Iran May Remain Part Of Nuclear Accord
President Hassan Rouhani said on Sunday that Iran would remain committed to the 2015 nuclear deal if its interests were protected, while his foreign minister hoped the pact could be redesigned without Washington as a member.
The U.S. withdrawal from the accord on Tuesday was a “violation of morals,” Rouhani said in remarks carried by state television.
“If the remaining five countries continue to abide by the agreement, Iran will remain in the deal despite the will of America,” he said.
President Donald Trump’s pullout has upset European allies, cast uncertainty over global oil supplies and raised the risk of conflict in the Middle East.
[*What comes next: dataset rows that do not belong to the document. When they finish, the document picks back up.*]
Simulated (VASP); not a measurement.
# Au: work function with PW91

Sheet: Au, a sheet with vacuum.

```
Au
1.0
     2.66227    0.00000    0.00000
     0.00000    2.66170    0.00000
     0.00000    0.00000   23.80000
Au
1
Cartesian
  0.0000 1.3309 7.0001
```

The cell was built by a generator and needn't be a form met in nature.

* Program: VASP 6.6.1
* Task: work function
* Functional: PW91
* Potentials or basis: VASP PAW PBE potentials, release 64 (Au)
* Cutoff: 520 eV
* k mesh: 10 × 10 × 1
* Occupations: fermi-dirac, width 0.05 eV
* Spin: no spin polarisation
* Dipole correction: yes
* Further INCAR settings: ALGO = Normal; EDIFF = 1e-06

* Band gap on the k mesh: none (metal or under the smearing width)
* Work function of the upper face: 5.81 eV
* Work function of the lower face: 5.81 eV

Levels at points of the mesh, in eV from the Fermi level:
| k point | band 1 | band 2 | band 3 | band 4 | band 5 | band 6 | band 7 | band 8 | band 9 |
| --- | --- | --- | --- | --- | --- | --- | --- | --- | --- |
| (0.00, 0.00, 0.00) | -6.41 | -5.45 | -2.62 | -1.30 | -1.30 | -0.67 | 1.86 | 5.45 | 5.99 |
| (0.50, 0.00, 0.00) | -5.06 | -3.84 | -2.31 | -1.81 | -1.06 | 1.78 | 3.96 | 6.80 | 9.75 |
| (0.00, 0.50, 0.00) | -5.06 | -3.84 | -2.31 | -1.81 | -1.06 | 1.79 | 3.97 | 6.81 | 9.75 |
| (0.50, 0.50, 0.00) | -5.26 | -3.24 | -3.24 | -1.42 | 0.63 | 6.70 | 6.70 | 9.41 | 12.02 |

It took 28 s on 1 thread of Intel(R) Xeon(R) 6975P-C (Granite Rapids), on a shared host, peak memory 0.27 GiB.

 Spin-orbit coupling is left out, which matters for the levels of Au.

It has also highlighted divisions among Iran’s political elite.
Rouhani made similarly conciliatory comments on Tuesday, and on Saturday, foreign minister, Mohammad Javad Zarif began a tour of other signatory nations in an attempt to save the deal.
Zarif said in Beijing on Sunday: “We hope that with this visit to China and other countries we will be able to construct a clear future design for the comprehensive agreement.”
China’s Foreign Minister Wang Yi said Zarif’s tour would improve understanding of Iran’s position and help Tehran protect its legitimate interests.
“China is willing to maintain communication and coordination with all relevant parties, including Iran, and take an objective, fair and responsible attitude to continue to safeguard the …agreement,” Wang said.
Rouhani has said Iran will stay committed to the deal, which China, Russia, Britain, France and Germany also signed, provided those powers ensured Iran was protected from sanctions.